A new publication in the Lund Humphries and Sotheby’s Institute of Art Hot Topics series, Art in Saudi Arabia: A New Creative Economy?, written by Rebecca Anne Proctor with Alia Al-Senussi, outlines how “the Kingdom mobilises its vast resources behind the economic and social priorities of its Vision 2030 strategy”, putting art centre stage. The authors give the historical context of the present Saudi art scene through chapters such as “the sources of Saudi Arabia’s culture drive” and “art creation amid unpredictability of the state”. Here, we present three “takeaway” points from the book.

Coded art as a survival strategy

In recent years, the Western art world has been exposed to more “coded” Saudi Arabian art, presenting hidden messages in a number of subtle and astute ways as a safeguarding measure. In 2019, the artist Abdulnasser Gharem showed a piece at Art Basel called The Safe with Galerie Nagel Draxler of Cologne. “Through hidden, obscure and poignant messages, Gharem’s work was an allusion to the controversy surrounding the murder of Saudi journalist Jamal Khashoggi not even a year prior at the Saudi embassy in Istanbul on 2 October 2018,” the authors say.

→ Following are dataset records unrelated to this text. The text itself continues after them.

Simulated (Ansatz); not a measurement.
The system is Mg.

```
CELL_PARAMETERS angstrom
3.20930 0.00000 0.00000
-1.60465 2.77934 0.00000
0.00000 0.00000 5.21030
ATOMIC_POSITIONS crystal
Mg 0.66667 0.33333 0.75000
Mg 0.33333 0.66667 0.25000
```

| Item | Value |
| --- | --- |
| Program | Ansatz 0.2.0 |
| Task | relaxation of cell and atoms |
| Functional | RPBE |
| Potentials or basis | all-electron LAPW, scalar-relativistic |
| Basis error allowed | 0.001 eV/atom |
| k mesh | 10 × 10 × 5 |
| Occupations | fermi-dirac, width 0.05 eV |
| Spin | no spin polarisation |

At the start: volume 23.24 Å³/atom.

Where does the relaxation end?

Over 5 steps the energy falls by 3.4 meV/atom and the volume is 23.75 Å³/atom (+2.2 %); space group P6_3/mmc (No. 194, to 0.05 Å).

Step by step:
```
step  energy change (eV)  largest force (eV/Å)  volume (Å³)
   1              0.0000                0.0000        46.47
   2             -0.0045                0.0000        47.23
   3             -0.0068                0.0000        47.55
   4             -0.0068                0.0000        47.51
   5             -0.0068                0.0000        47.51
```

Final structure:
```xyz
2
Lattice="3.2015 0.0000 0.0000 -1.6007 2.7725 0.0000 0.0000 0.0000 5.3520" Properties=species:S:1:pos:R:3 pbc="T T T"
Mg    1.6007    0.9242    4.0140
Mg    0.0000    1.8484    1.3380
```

“The role of dialogue now is to let people understand,” says Gharem in the book. “I am not trying to force anyone to take my opinion; I want people to understand so that we can be equal. Each artwork has a speech; it’s a visual speech with its own story and the purpose of that speech is to let the people come up with their own statement. This is the purpose of an artist today. Art is a way to offer another form of perception.”

While religious restrictions have become more relaxed, there have been and still are no set rules as to what is permissible to show publicly, they add. But the Saudi Ministry of Culture, established in 2018, is backing most artists today. “I thought none of the works I made would ever make it into public institutions in my own country, but they have, and I tell museum directors that the work is critical, and they say they want it,” says the artist Manal AlDowayan who is representing Saudi Arabia at the 2024 Venice Biennale.

Top-down time: state power prevails

Art in Saudi Arabia at present is largely, if not almost entirely, funded by the state, the authors say. Apart from Art Jameel and Ithra (also known as the King Abdulaziz Center for World Culture in Dharan) all major art commissions in the Kingdom are currently led by the government and its respective bodies. Such organisations are dedicated to supporting the Vision 2030 masterplan aimed at weaning the country off its reliance on oil, building a “new creative economy”.

Mohammed Hafiz, the co-founder of Athr gallery in Jeddah, says that in the case of Saudi Arabia, “you are spending public money to create art for the society. We have made more money as a gallery than we did three years ago.” This top-down approach of heavy government investment has indeed boosted the art scene in general. An advisor to the ministry of culture, Maha Al-Senan, says that set guidelines encourage governmental organisations to buy art from Saudi galleries rather than dealers in London or Dubai. Though the collector base in the country is small, government investment is also boosting the number of local art buyers.

Challenges for artists and curators

Working in the Saudi cultural sector today offers a range of “seemingly limitless opportunities”, the authors say. But artists who opt to work in the Kingdom must remember the rapidly changing geopolitical climate of the country as well as its ultra-conservative Islamic past. Crucially, government bureaucracy can be a hurdle.

A case in point is the predominant use of “Request for Proposals” (RFP) for any state-backed event or exhibition, a wieldy administrative process which can make it challenging for artistic work to flourish. “Things will prove more challenging as time goes on unless there is a separation of artistic practice from the art industrial complex,” Neville Wakefield says in the book. Wakefield is the Desert X Artistic Director and the co-curator of the 2022 edition of Noor Riyadh. Hans Ulrich Obrist, the artistic director of London’s Serpentine Galleries, is often cited in RFPs as an esteemed art world contact. The way round this unwieldy state bureacracy might be improved relations between the Kingdom’s cultural ministry and international artists, increasing the possibilities for art creation, the authors say.

Art in Saudi Arabia: A New Creative Economy? (Hot Topics), Rebecca Anne Proctor with Alia Al-Senussi, Lund Humphries/Sotheby’s Institute of Art, 104pp, £19.99 (hb).

• Gareth Harris is also the author of Censored Art Today, another book in the Hot Topics series.

UPDATE: This article was amended to include an extra quote by Abdulnasser Gharem.